Lowell, the grandson of the jurist John Lowell, was born in Cambridge, Massachusetts, and educated at Harvard College and Harvard Law School. His first volume of poems, A Year's Life, was published in 1841, and was followed by a second volume, Poems, in 1844. In 1843 Lowell founded the short-lived literary magazine The Pioneer. His first book of literary criticism, Conversations on Some of the Old Poets, appeared in 1845. In 1846 he wrote for the Boston Courier the first of the “Biglow Papers,” a series of satirical verses in Yankee dialect purporting to be by Hosea Biglow, a young New England farmer. The “Biglow Papers” served as a vehicle for expressing Lowell's opposition to the Mexican War (1846-1848), and in 1848 the first series of Biglow Papers was collected in book form. Also in that year Lowell's works A Fable for Critics, a book of witty, incisive verse about famous authors, and The Vision of Sir Launfal, a poem based on the legend of the Holy Grail, were published. In 1855 Lowell succeeded the American poet Henry Wadsworth Longfellow as professor of modern languages at Harvard, serving until 1876. He was the first editor of the Atlantic Monthly (1857 to 1861) and joint editor, with the American writer Charles Eliot Norton, of the North American Review from 1864 to 1872. Many of Lowell's best literary and critical essays appeared in these magazines and were later published in book form as Fireside Travels (1864), Among My Books (first series, 1870; second series, 1876), and My Study Windows (1871).

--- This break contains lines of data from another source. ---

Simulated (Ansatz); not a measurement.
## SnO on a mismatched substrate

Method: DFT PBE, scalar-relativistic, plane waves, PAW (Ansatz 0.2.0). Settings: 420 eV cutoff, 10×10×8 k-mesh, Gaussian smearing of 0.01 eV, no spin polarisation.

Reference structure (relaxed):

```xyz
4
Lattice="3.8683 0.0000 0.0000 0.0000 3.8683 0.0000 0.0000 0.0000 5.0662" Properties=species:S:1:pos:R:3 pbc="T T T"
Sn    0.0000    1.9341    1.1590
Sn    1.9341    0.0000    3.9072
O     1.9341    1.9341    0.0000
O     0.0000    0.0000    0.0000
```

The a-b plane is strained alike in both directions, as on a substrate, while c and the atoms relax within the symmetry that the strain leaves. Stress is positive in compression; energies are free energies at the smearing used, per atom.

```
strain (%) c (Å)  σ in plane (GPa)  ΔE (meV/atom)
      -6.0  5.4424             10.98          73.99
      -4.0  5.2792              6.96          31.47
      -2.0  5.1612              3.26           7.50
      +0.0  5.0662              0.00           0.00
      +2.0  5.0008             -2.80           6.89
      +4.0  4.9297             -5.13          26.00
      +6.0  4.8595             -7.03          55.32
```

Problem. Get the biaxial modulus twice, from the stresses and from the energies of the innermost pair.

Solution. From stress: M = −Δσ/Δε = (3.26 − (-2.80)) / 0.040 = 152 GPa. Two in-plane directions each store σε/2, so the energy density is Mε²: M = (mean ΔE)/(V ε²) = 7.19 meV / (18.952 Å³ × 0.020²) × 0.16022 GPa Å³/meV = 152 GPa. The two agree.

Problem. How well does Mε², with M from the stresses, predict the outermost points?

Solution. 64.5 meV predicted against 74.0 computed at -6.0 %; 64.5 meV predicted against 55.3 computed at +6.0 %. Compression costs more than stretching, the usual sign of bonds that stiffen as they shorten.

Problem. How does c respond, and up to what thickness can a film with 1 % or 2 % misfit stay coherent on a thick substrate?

Meanwhile Lowell continued writing poetry. He delivered his “Commemoration Ode” at the memorial services in 1865 for the Harvard Civil War dead. He published the second series of Biglow Papers, which opposed slavery and supported the North during the Civil War (1861-1865), in book form in 1867. Lowell's other volumes of verse include Under the Willows (1869), The Cathedral (1870), Three Memorial Poems (1877), and Heartsease and Rue (1888). Political Essays also appeared in 1888. As minister to Spain (1877-1880) and to Britain (1880-1885), Lowell worked to raise European esteem of American culture.